Ex-encyclopedia salesman now sells PH investment story
MANILA, Philippines — In 1989, a young encyclopedia salesman knocked on the doors of investment banker Ricardo “Moy” Fernandez, who was then the treasury head of Multinational Investment Bancorp. (MIB), a financial institution known for being able to raise capital under the most challenging market environments and package some of the most complicated deals for corporate clients.
After an impassioned and apparently impressive sales pitch, Fernandez — now a board director at the Bank of Commerce — said to the itinerant book peddler: “I won’t buy your encyclopedia … but I want you to come work for me as an investment banker.”
Thus began the career of Rafael Jose “Joel” Consing Jr. as a finance whiz that saw him work for some of the world’s biggest banks, a couple of sprawling Filipino conglomerates, and eventually as head of the cornerstone economic policy of the Marcos administration, the Maharlika Investment Fund.
Door to door
“I remember those days clearly,” he told the Inquirer. “I had to park my car somewhere in Taguig, and go door to door, knocking on houses, selling them Lexicon encyclopedias.”
And even when potential buyers get hooked by Consing’s engaging salesmanship, the sale wasn’t quite done yet. The next phase was for credit examiners from the company to come visit the would-be buyer to make sure they had the wherewithal to pay the monthly cash installments totaling P12,000 for the 21-volume set—a princely sum in the late 1980s.
“I would attend classes in La Salle in the morning and sell encyclopedias in the afternoon,” he recalled. “Actually, I even missed my graduation because I was out working.”
Nowadays, the 55-year-old Consing is no longer going door to door selling expensive multivolume books, but he acknowledged a significant part of his current role as president and CEO of the Maharlika Investment Fund will still be a selling job.
4 investment areas
He said he wants to sell the idea to the Maharlika board—which President Marcos is expected to complete in the coming days—of investing in four key pillars of the economy, which are considered high-growth areas that are simultaneously in need of massive investments.
These four growth pillars are the tourism industry, which needs to be developed further for the country to capitalize on the potential of tourists from around the region; the energy sector where more reliable and cleaner power is required by the growing economy; digital infrastructure which will help the country keep pace with fast-paced changes in technology; and what he describes as “agroforestry industrial urbanism.”
Consing is particularly excited about the last one, which will involve converting sprawling idle government land into agriculture- and forestry-linked industrial estates that will enable farmers to bring their produce to adjacent facilities that will process these into finished products and then transport them to local or foreign markets.
Higher capital base
To have the resources for this undertaking, Consing said it would be important to raise Maharlika’s capital base from the current P75 billion (from the contribution of the Land Bank of the Philippines and the Development Bank of the Philippines) to P125 billion once the national government pitches in its share, to the full P500 billion authorized by law.

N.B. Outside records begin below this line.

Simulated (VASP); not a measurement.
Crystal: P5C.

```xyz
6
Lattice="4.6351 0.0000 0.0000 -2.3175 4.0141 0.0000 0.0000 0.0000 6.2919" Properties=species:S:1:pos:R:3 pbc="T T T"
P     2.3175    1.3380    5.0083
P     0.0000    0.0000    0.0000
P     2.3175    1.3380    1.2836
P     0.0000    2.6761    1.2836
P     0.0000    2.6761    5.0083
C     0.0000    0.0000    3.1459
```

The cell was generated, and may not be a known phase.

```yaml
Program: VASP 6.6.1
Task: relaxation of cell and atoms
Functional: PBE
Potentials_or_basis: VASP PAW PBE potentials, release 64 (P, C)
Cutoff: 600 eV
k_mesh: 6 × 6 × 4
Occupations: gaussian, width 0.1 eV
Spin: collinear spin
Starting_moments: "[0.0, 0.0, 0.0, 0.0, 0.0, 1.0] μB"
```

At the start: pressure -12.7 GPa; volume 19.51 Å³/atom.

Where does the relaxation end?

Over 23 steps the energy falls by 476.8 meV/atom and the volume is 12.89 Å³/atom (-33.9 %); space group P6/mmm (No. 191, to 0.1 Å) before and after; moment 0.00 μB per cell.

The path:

The additional P375 billion will be raised from both foreign and local investors, he said, adding that he envisions a structure where even retail investors can participate in the growth potential of the fund by buying equity the way one currently buys primary shares of companies in the stock market.
He said more details will be rolled out next month when a high-ranking Philippine delegation attends the World Economic Forum in Davos, Switzerland—the same venue where President Marcos unveiled the Maharlika concept last year.
He preferred cash
“It’s never been done and that’s the beauty of it,” he said. “I think if they wanted to hire someone who’s doing what’s been done before, I’m not that person.”
If his investment acumen is ever questioned because of his humble beginnings as an encyclopedia salesman, how he parlayed his earnings from his first job into something more substantial should lay doubts to rest.
“I remember that I got a prize from the company for being able to sell seven encyclopedia sets,” he said. “They awarded me with a trip to Thailand.”
Consing said that, instead of taking the vacation, he opted to receive the cash equivalent of his sales incentive, and he invested the money in the 1989 initial public offering of a firm called Ayala Property Ventures Corp.
The company’s shares were offered to the public at P1 each and these were listed on the stock exchange a few weeks later at P2.18 apiece. That firm has since been known as Ayala Land Inc., among the most actively traded shares on the market, closing at P31.40 last Thursday.
“That was my first investment,” he said proudly.
Ice for Eskimos
A former colleague at MIB, investment banker Judd Gallares, recalled how everyone in the firm was amazed by Consing’s highly effective salesmanship.
“Joel can sell ice to an Eskimo,” he said, explaining that his enthusiastic sales pitches often resulted in record deals for the firm, whether he was offering clients equity or debt.
With many Filipinos still skeptical of Maharlika and a challenging global economic environment that is making investors increasingly skittish, Consing will have his work cut out for him.
Only this time, he won’t be selling encyclopedias to households or ice to Eskimos. This time, he will be selling the Philippine investment story to the world.